And Mitt Romney wants you to know it:

I’ll tell you about how much I love this country, where someone like my dad, who grew up poor and never graduated from college, could pursue his dreams and work his way up to running a great car company. Only in America could a man like my dad become governor of the state in which he once sold paint from the trunk of his car.

Paul Waldman asks Romney, and basically every other politician, to just stop it and get over yourself:

Can we just put aside the "only in America" schtick? It's like every presidential candidate has to channel Yakov Smirnoff at some point. Let's be honest about this. America does indeed offer enormous opportunities for all kinds of people, despite our huge and growing inequality. The attraction it has always held for immigrants made this country what it is. For a long time, the kinds of opportunities available here were a rarity among nations, when in so many places class lines were much more rigid. But that's not true anymore. There are lots of places where somebody can come from modest circumstances and achieve wealth and/or power. South African president Jacob Zuma's father was a cop, and his mother was a maid; he grew up without any formal schooling. Canadian Prime Minister Stephen Harper's father was an accountant. Evo Morales was a subsistence farmer who turned to growing coca, and now he's the president of Bolivia. Now those are some bootstraps! And you know who else pulled himself up from modest circumstances? Saddam Hussein, that's who.

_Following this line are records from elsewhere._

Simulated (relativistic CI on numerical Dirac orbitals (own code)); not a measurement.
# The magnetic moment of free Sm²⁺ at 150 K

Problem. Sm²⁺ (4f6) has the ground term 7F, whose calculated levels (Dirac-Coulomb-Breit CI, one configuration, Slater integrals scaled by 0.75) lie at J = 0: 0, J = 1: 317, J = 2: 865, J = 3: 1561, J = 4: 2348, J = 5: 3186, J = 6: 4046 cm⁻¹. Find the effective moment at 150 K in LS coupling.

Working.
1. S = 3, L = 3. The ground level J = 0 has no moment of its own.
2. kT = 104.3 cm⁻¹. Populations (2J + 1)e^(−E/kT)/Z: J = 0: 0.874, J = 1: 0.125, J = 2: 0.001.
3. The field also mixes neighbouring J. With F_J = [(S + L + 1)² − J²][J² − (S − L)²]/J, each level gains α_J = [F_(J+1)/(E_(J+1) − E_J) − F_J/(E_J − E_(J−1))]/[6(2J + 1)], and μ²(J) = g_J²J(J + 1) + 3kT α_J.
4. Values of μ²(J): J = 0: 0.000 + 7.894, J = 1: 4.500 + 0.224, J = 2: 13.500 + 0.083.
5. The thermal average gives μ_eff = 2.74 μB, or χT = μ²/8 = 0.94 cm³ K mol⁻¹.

Why is it necessary to assert that every good thing about America can only be found in America? We should continue to be enormously proud of the fact that we were the first democracy, but sometimes we act as though America is the only place in the world that isn't still ruled by a king. Are we so insecure about ourselves and our nation that we have to be constantly told that we're the most terrific country that ever was or ever will be, and there's nobody else even remotely like us? Is Mitt Romney running for president, or does he want to be some combination of a proud grandfather and a national life coach?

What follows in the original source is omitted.